Install and run Dask on a Kubernetes cluster in Eumetsat Elasticity cloud
Dask enables scaling computation tasks either as multiple processes on a single machine, or on Dask clusters that consist of multiple worker machines. Dask provides a scalable alternative to popular Python libraries e.g. Numpy, Pandas or SciKit Learn, but still using a compact and very similar API.
Dask scheduler, once presented with a computation task, splits it into smaller tasks that can be executed in parallel on the worker nodes/processes.
In this article you will install a Dask cluster on Kubernetes and run Dask worker nodes as Kubernetes pods. As part of the installation, you will get access to a Jupyter instance, where you can run the sample code.
What We Are Going To Cover
Install Dask on Kubernetes
Access Jupyter and Dask Scheduler dashboard
Run a sample computing task
Configure Dask cluster on Kubernetes from Python
Resolving errors
Prerequisites
No. 1 Hosting
You need a Eumetsat Elasticity hosting account with Horizon interface https://horizon.cloudferro.com/auth/login/?next=/.
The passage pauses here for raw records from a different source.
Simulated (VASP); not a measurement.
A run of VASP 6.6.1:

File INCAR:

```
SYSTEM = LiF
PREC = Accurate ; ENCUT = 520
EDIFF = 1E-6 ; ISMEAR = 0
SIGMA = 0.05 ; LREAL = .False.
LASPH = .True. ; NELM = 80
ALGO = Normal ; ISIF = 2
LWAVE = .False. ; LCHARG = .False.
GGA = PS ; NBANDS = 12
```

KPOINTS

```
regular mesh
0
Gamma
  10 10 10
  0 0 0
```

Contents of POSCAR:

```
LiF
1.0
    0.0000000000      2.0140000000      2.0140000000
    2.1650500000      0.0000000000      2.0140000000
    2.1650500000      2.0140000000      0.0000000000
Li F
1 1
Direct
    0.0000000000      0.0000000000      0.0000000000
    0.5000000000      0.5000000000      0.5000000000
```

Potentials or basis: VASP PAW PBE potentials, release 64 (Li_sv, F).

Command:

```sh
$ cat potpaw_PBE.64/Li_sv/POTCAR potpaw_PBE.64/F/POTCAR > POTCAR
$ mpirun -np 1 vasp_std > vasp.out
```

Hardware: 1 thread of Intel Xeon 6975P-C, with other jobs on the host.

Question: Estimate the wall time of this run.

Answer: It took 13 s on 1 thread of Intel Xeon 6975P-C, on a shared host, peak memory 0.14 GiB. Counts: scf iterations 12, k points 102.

No. 2 Kubernetes cluster on CloudFerro cloud
To create Kubernetes cluster on WAW3-1 cloud refer to this guide: How to Create a Kubernetes Cluster Using Eumetsat Elasticity OpenStack Magnum
No. 3 Access to kubectl command line
The instructions for activation of kubectl are provided in: How To Access Kubernetes Cluster Post Deployment Using Kubectl On Eumetsat Elasticity OpenStack Magnum
No. 4 Familiarity with Helm
For more information on using Helm and installing apps with Helm on Kubernetes, refer to Deploying Helm Charts on Magnum Kubernetes Clusters on Eumetsat Elasticity WAW3-1 Cloud
No. 5 Python3 available on your machine
Python3 preinstalled on the working machine.
No. 6 Basic familiarity with Jupyter and Python scientific libraries
We will use Pandas as an example.
Step 1 Install Dask on Kubernetes
To install Dask as a Helm chart, first download the Dask Helm repository:
helm repo add dask https://helm.dask.org/
Instead of installing the chart out of the box, let us customize the configuration for convenience. To view all possible configurations and their defaults run:
helm show dask/dask
Prepare file dask-values.yaml to override some of the defaults:
dask-values.yaml
scheduler:
serviceType: LoadBalancer
jupyter:
serviceType: LoadBalancer
worker:
replicas: 4
This changes the default service type for Jupyter and Scheduler to LoadBalancer, so that they get exposed publicly. Also, the default number of Dask workers is 3 but is now changed to 4. Each Dask worker pod will get allocated 3GB RAM and 1CPU, we keep it at this default.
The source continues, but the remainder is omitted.